GRAIN and fruit growers are on the brink of disaster across southeastern Australia.
Rain has decimated many crops through either downgrading the quality of grain and fruit at harvest or hail damage from intense storms.
The emotional and financial toll from this could see farmers walk off the land, it is that serious.
The chances are that as you read this rain will be belting down on your roof.
After years of drought it is still a fantastic sound.
But not in the middle of the grain, fruit and hay harvest.
For grain crops to be harvested they must be bone dry.
If rain hits at the point of harvest, which is occurring now, then the grain will either rot or become unsuitable for human consumption.
And that means little or no income for growers.
It is the same with fruit. Warm, wet weather can lead to fruit splitting and rotting before it can be picked.
It is estimated that up to $2.1 billion has been wiped from grain growers' income in NSW and Queensland. And that is not counting the damage expected across Victoria this week.
Victorian Agriculture Minister Peter Walsh didn't mince words: ``If we get the rain they've forecast on Wednesday (yesterday), then it will be a disaster,'' he told The Weekly Times.
What makes this episode heartbreaking was that growers were on the cusp of their rotten luck finally changing.
After years of few crops because of drought, they were on track for a bumper harvest.
And it was not as if they were looking to make a large profit to splash on new cars or holidays.
But now, as one farm leader described it, they are ``about to clutch defeat from the jaws of victory''.
The focus now turns to governments and the banks.
Pressure is building on the Federal Government to extend its exceptional circumstances spending, switching from drought assistance to rain assistance.
Consider the cruel irony that farmers will go from receiving aid because of a lack of rain to suddenly needing further help because of too much rain.
Even stranger would be a federal government helping West Australian farmers amid their worst drought, and east coast farmers battling a downpour.

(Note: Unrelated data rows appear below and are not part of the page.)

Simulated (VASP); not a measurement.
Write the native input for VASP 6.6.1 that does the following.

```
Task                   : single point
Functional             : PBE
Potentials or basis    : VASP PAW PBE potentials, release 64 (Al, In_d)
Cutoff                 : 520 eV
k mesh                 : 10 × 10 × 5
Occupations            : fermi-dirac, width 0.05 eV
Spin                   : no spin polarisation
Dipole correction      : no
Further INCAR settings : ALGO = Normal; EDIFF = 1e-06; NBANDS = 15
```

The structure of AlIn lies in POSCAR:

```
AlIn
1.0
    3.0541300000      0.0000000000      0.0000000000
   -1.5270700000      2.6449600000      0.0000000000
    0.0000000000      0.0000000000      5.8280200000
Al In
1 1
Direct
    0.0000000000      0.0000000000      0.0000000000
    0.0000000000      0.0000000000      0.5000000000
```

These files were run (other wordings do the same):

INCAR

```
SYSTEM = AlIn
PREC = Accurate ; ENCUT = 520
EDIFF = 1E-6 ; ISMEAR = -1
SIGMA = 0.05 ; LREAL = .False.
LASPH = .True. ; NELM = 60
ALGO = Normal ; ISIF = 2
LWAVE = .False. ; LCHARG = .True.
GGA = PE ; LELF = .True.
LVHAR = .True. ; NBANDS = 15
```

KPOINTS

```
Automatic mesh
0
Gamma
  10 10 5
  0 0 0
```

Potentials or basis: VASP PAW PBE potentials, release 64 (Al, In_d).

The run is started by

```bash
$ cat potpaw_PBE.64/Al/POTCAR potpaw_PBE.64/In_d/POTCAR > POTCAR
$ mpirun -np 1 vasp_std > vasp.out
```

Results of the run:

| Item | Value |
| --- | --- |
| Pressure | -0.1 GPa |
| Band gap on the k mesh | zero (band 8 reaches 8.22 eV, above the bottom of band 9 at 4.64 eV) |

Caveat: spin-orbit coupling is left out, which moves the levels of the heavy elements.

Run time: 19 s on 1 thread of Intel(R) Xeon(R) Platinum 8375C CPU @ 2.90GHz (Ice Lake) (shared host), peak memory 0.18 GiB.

As for the banks, there have been a remarkably low number of forced farm sales during the drought, with all the major banks allowing their farm customers to go into debt to stay afloat.
But, as we know with banks, at the end of the day they will want to recoup their losses.
Some banks may have looked at the bumper forecasts for this season and built that into their projected profits.
The logical conclusion would be that farmers may be forced to walk off the land.
Which brings us to the emotional toll of this rain.
There is a view the effect of this rain on some farming families could be greater than years of drought.
To have a record harvest at their fingertips, then to see it wash away, could be diabolical.
How cruel that the rain that was to save them could now devastate them.